Social Security provides much-needed income for the vast majority of retired Americans. As a social insurance program, Social Security's design returns a higher percentage of average lifetime earnings to low-income earners than to those who had more lucrative careers. Yet some policymakers have called for Social Security to go a step further, providing minimum benefit amounts to qualify low-income recipients. Interestingly, Social Security has offered what it calls special minimum benefits for decades, even though many have no idea that they're there. Let's take a closer look at exactly how Social Security's special minimum benefits work and how you can tell whether you might be able to claim them for yourself and your family.

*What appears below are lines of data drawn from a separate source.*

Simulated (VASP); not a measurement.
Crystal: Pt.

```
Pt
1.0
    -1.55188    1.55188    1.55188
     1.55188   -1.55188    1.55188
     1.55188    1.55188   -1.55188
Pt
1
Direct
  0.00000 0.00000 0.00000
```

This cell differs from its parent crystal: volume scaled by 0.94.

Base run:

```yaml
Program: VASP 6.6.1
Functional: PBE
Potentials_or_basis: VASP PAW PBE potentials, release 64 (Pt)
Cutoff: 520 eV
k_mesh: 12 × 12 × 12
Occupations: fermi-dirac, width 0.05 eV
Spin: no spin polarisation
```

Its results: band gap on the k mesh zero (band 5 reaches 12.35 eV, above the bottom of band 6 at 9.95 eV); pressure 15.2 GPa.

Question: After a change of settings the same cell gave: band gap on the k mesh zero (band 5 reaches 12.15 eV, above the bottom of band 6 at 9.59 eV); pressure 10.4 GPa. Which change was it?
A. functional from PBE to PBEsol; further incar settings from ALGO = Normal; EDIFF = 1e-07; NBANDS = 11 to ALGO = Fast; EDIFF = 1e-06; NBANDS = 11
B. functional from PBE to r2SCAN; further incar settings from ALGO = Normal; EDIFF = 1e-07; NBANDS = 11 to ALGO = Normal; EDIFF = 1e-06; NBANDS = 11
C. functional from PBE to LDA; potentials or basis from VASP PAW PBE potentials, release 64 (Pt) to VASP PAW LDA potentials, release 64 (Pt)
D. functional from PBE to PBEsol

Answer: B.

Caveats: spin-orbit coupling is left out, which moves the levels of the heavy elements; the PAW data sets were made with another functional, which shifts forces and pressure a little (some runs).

How you qualify for Social Security minimum benefits
In 1973, the Social Security Administration started paying out the special minimum benefit to long-term low-wage earners. The provision acts as an alternative to the standard way of determining Social Security's primary insurance amount, which is based on wages. Rather than looking at wages, the special minimum benefit looks solely at qualifying years of coverage. In order to earn a year of coverage, a worker must earn at least $13,230 in 2015, with that amount adjusted for changes in the Consumer Price Index each year.
In order to earn a special minimum benefit, a worker needs at least 11 years of coverage. As of December 2014, the resulting primary insurance amount on which special minimum benefits are based starts at $39.90 for those with 11 years of qualifying work and go all the way up to $829.80 for those with 30 or more years.
In determining your benefits, the SSA compares the calculation based on the regular benefit rules with the amount from its special minimum benefit table. If the amount based on the special minimum benefit is higher, then that's what the worker receives. Otherwise, the regular wage-based benefit gets paid.
Why Social Security minimum benefits have become less important
The reason why so few people talk about Social Security minimum benefits is that over the years, they've become a lot less important. As a 2013 examination from the SSA noted, the effect of the special minimum benefit has diminished because of the differences in how it's calculated and how workers become eligible. Overall, wages have grown at a faster rate than price inflation, and so the amount of regular benefits that workers earn has caught up with the special minimum benefits in most cases.
You can see this effect in the distribution of those who receive special minimum benefits now. The largest number of minimum-benefit beneficiaries first became eligible in the late 1980s and early 1990s. Since then, though, the number of beneficiaries has dropped dramatically, with the 2010-2013 cohort falling in number to less than a quarter of past peak levels. Moreover, the average boost is relatively small, averaging less than $50 per month.
New minimum benefit proposals
Recently, policymakers have looked at ways to expand Social Security, especially for low-income earners. That has led to proposals to revamp the minimum-benefit system.
Most of those proposals preserve much of the existing minimum-benefit framework, instead aiming at changing certain aspects. Some proposals change threshold figures in a way that includes more potential recipients. For instance, reducing the earnings necessary to get a year of coverage to make it closer to the quarterly credit system that traditional Social Security uses would expand eligibility considerably. Some policymakers want to allow those caring for children to include that time as years of coverage for minimum-benefit purposes.
Other proposals target the way that the minimum benefit is calculated. Rather than using the law's historical basis for benefits, new proposals would tie payouts to various measures of the poverty level in an effort to guarantee viable minimum income for retirees. Changing the way in which benefit increases are tied to inflationary pressures over time can also lead to substantial impacts on payouts.
For now, relatively few people qualify for Social Security minimum benefits, and those who do get a fairly small bump in income from the system. Most proposals to change the system would similarly have minimal impacts on current beneficiaries. Over time, though, a more aggressive proposal to strengthen minimum benefits under Social Security could be a boon for low-income earners, even as it would impose potential new costs that the system would somehow have to absorb.